When I look at the world around me today I see so many lost little faces. Little people feeling disconnected and big people feeling like they missed out on something but knowing not quite what. I have friends who work fifty to sixty hours a week. They take two vacations a year and have two new cars. Their children all have the best video games and computers. They are very stressed people. I know parents that only work forty hours a week. Both parents mind you. They also have at least one new car and massive credit card debt to get their kids the latest games and phones and computers. They are very stressed people. The thing I find amusing is where these children can be found. Not where the brand new computers are, ours is many years and many repairs old. Not where the latest video game equipment is, we don’t own even one, wait I might still have an Atari. Yep, you guessed it, they’re all at my house, lamenting about their horrid math teacher or gushing about the hot guy in 3rd period while I’m stepping over a toddler and a husky (my pound rescue and my comic relief)trying to fit 2lbs of pasta into a pot designed for much less because my 5 year old is using the big pot for a homemade “science experiment.”. The children wandering in and out of our home range from 18 months to 20 years. And I wouldn’t have it any other way.

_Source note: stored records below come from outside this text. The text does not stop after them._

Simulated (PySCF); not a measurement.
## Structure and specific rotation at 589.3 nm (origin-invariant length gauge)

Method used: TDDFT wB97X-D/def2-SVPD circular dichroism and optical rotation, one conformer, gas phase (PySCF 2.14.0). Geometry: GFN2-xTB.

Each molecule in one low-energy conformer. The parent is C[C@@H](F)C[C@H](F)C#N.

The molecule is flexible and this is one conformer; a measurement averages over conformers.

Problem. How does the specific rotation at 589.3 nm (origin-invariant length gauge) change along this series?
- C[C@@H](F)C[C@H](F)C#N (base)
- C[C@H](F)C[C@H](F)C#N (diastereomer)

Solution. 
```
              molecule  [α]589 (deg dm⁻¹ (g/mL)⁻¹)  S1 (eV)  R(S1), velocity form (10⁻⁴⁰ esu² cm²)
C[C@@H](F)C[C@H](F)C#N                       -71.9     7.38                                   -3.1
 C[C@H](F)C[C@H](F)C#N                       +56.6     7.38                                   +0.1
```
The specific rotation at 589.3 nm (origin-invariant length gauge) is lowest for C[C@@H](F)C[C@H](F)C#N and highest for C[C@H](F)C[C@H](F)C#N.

We live comfortably, no new cars, no state of the art electronics but we’re not walking or taking the bus and we have cable. How we manage to get by is very simple, we prioritized. I’m not sacrificing anything by staying home to raise my children. Even if I did have to take the bus, have no TV and do without meat in my meal plans 6 of the 7 days a week it still wouldn’t be a sacrifice. (If that sounded a little specific, it was, we have had to do those things and I’d do them again, happily. Ooooh, there’s a word not used very often in conjunction with doing without.)

One of the little ones spent the night a while back. She was about 4 at the time. We got up on Saturday morning and took inventory. The only thing in the house we had enough of to feed us all was the makings for French Toast. She asked to call her mother about half way thru, I said sure and overheard her call. She had called home absolutely amazed that there was another way to make French Toast. Mom. she said, did you know that some French Toast is made with bread and eggs? Aunt Becky didn’t even put it in the toaster! Sacrifice? Please. My children will be raised with my beliefs and morals, not whoever the daycare center has making minimum wage pretending to give a rats ass about my children. I’ll know them well enough to see warning signs of future trouble and they’ll know me and my expectations. It occurs to me that instead of asking how much a person would sacrifice to be a stay at home Mother/Father, the question should be do you know what you’re sacrificing by not being a stay at home Mother/Father.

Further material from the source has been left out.